Forensic accounting is the specialty accounting practice that focuses on collating, investigating, analyzing and presenting data related to litigation that is either ongoing or anticipated. Forensic means the application of scientific processes in the investigation of records, analysis of complex data and preparation of comprehensive reports for use as evidentiary material to support legal proceedings. These forensic reports should be understandable to both experts and lay persons, but it is equally important to comply with generally accepted standards of suitability for court presentations.
Scope of Functions
Aside from accounting expertise, forensic accountants should be knowledgeable about legal concepts, procedures and ethics. While all accountants deal with sensitive and confidential information, those who are involved in forensic research for ongoing or pending litigation should be aware of the highly sensitive nature of the information being processed.
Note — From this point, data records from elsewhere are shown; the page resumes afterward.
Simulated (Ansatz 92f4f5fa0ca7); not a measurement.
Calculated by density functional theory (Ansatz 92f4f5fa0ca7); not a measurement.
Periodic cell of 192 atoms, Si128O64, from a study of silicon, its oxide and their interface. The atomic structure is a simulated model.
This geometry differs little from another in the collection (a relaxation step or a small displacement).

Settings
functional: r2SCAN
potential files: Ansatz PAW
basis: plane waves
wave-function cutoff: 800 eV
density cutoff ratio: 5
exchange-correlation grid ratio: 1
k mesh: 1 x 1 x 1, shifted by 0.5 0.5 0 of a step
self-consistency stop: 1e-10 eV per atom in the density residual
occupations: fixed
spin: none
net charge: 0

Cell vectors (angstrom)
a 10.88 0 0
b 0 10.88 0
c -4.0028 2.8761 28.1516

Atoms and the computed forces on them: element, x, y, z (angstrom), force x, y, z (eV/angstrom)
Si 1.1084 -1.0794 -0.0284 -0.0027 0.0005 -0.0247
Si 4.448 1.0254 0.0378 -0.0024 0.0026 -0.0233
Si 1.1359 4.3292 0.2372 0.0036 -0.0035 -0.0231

Forensic accountants engage in thorough investigations to determine if there is verifiable evidence of employee theft, securities fraud or insurance fraud. In civil cases such as divorce, a forensic accountant may be hired to look for concealed assets. Forensic investigations are typically initiated after the fact, which means the process is initiated after reasonable suspicion that theft, fraud or criminal activity such as money laundering has occurred.
These accountants provide litigation support by collating, analyzing and preparing reports and presentation materials that can pass the stringent standards of courtroom presentations. Forensic accountants may be summoned as expert witnesses for either party involved in the legal proceedings.
Academic and Career Requirements
Forensic accountancy is not an entry-level position. It requires completion of a bachelor’s degree in business, finance or accountancy although employers may substitute years of experience for the academic requirement. That said, the preferred academic credential is a master’s degree in business, criminology or related discipline. Aspiring forensic accountants must also earn the certified public accountant designation by passing the required examinations and fulfilling all the requirements.
Earning the Certified Fraud Examiner credential overseen by the internationally recognized Association of Certified Fraud Examiners will help beef up your resume as you progress through your career track. The CFE is not a mandatory requirement, but forensic accountants may find that this credential opens new opportunities. The CFE designation demonstrates expertise in data analysis, fraud investigations and trends in fraudulent schemes.
Role of Forensic Accountants
Forensic accounting practices played a major role in the downfall of Enron, a Texas-based energy company, found to have used creative accounting strategies that contravened guidelines set in the Generally Accepted Accounting Principles. Enron filed for bankruptcy after forensic accountants found that the company had been hiding major losses in failed projects to artificially inflate its financial position and business valuation. Arthur Andersen, the company’s auditors, were blamed for failure to audit Enron’s records appropriately and eventually filed for dissolution also.
Forensic accountants also found enough evidence that Sunbeam, a large manufacturer of small appliances, was engaged in an elaborate scheme to increase its valuation in anticipation of a sale. These practices also apply to civil cases. Heather Mills, Paul McCartney’s ex wife, used the services of forensic accountants to uncover the extent of his fortune. Mills hoped to boost her divorce settlement by uncovering hidden assets.
Fraudulent schemes will continue to plague businesses and non-profit organizations as technology provides more opportunities to manage accounting records. The outlook for accountants and auditors as a group is expected to grow by 11 percent, representing above-average growth in the 10-year period ending in 2024. Forensic accounting will play a major role in protecting investors, consumers and the general public from nefarious schemes.